Fetching Big Objects Iteratively

The more data the Knowledge Graph holds and the better the data is linked, the more careful a user must be when fetching an object.

Imagine a dataset about a tour with some properties, say, name, description, image, startLocation and an endLocation. That's not an extraordinarily expressive data set, but it can already lead to some interesting side effects because of the graph form in which data is stored. Imagine the startLocation is not just a string or an object with a city name or geo coordinates, but maybe it's a point of interest (POI) that is itself stored in the graph. Maybe this POI has dozens of properties with complex nested data objects. A query now asks for the tour without specifying how "deep" the graph should be traversed; it might try to return Megabytes of data.

There are, of course, ways to deal with that, which we will explain in the following. Summarizing:

  1. us the hopparameter (<=2)
  2. fetch the data iteratively.

1. The hop parameter

The API supports a header parameter which is called x-hop (in this article, we just call it hop) (It is also described in Section Retrieving Objects). A hop is meant as one level of depth in the nesting of an object. In the tour example from above, a hop=1 would return all first-level properties of the tour: name, description, image, startLocation and endLocation. However, it would only return the real values for properties with primitive ranges, such as string, number or date. For ranges that are objects, like startLocation and endLocation, the query would return a URI. This URI is the root node of a sub-graph and can be queried. A hop of 2 would respond with the first-level properties of startLocation and endLocation and the query is fine as long as that's about it. A hop of 3 would time out in most of the cases.

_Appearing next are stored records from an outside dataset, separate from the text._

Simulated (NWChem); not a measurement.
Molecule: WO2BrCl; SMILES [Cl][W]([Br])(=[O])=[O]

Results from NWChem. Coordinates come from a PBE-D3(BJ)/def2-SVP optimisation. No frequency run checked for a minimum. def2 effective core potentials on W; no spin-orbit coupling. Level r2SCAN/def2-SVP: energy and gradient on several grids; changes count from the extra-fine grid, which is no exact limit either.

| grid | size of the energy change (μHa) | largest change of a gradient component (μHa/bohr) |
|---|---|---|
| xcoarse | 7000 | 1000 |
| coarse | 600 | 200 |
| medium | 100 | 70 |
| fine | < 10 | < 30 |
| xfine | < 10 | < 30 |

2. Iterative data retrieval

If we need to fetch data which is nested deeper, say something like Tour.startLocation.containesPlace.menu.mainDishes.ingredients, then this needs to be done one object at a time.

First, a call would fetch the first-level properties with a hop=1. If the value of a property is not a string (or alike) but an object containing nothing but an @id property, then a second call is required - again withhop=1.

3. Example

Example: a Hotel called "Hotel Restaurant Pelikan"
URL of the data set: https://mein.toubiz.de/api/v1/article/ab9248cb-45f9-41a7-a45c-9c3e38aac6d2

The api call to fetch the object, without a hop definition, times out. The correct call looks like this:

GET https://proxy.opendatagermany.io/api/ts/v1/kg/things/ab9248cb-45f9-41a7-a45c-9c3e38aac6d2?lang=de&ns=https://mein.toubiz.de/api/v1/article
x-api-key: <api-key>
Content-Type: application/json
x-hop: 1

(To learn how the query is built, read Retrieving objects)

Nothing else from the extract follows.